The heavy flooding in New South Wales this month of March, left many Australians in financial hardship as a result of the damages to property and possessions. While there are financial assistance available to help flood victims recover from the disaster, they also need to seek solutions that would lessen the monthly payments due on their home mortgage and/or car loan, while still working toward financial recovery. One such solution is to negotiate for a hardship loan modification with the lender as a way to prevent one’s loan from going under water as well.
What is a Hardship Loan Modification?
In Australia, there are laws that enable consumers to seek relief from financial distress after sustaining damages caused by a natural calamity. Through a hardship loan modification arrangement, a consumer who purchased items on finance like a car, can negotiate with the loan provider for a temporary pause on payments, or for a reduction of monthly payments
The purpose of a hardship loan modification is to workout an affordable finance that will make monthly loan payment less difficult for the borrower. That way, while going through financial difficulties and working toward improving a financially troubled condition, a borrower will have more time to settle his loan at reduced payments; instead of seeing his loan balloon with the addition of past due interest and penalty charges.
The National Credit Code and the National Consumer Protection Act of 2009 are examples of laws that empower Australian consumers to negotiate for a hardship variation of a car loan. Moreover there are industry codes that require lenders to work with borrowers seeking for a hardship variation on their car loan.
While lenders cannot refuse to consider an application for a hardship loan modification, they have their own set of standards for determining if a borrower qualifies for approval of such a request. In most cases, lenders require financial documentation as proof to determine if the borrower has real need to have his financial obligation modified.
Some Examples of Hardship Loan Modifications to Negotiate with a Lender
The National Loans Australian gives some examples of hardships loan modifications that a car loan borrower may negotiate with a lending institution. As these are only examples, a lender could offer other options aside from the following:
Extension of the loan term in order to reduce the monthly payments but only for a short duration; along with schedules for gradual increases at some future date until such time that the arrears have been paid.

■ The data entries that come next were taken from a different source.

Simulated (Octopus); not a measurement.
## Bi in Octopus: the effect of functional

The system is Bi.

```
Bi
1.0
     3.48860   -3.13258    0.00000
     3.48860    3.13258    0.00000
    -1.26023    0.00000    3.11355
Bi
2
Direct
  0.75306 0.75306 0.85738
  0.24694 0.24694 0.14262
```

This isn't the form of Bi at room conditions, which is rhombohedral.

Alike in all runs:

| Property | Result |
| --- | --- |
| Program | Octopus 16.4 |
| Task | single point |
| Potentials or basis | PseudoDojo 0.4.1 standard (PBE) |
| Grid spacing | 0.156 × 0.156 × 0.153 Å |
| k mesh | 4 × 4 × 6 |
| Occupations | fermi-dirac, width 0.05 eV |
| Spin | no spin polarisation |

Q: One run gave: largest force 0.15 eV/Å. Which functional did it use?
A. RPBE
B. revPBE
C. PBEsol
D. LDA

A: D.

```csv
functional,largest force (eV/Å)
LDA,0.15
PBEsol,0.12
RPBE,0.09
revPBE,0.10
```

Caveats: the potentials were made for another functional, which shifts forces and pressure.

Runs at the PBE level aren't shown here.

Reducing the monthly payments without changing the term of the loan, but with larger payments due on some future dates until an up-to-date payment status is achieved.
Hardship Loan Modification is Not the Same as a Loan Refinance
National Loans Australia points out that a hardship loan modification is different from a loan refinancing deal.
A refinance can be negotiated with another lender in case a borrower is not amenable to the modifications offered. Besides, banks and financing institutions usually require partial payment of the principal and interests as part of a refinance scheme. That way, only the remaining balance will go forward under new terms and conditions and with reduced amounts of monthly payments.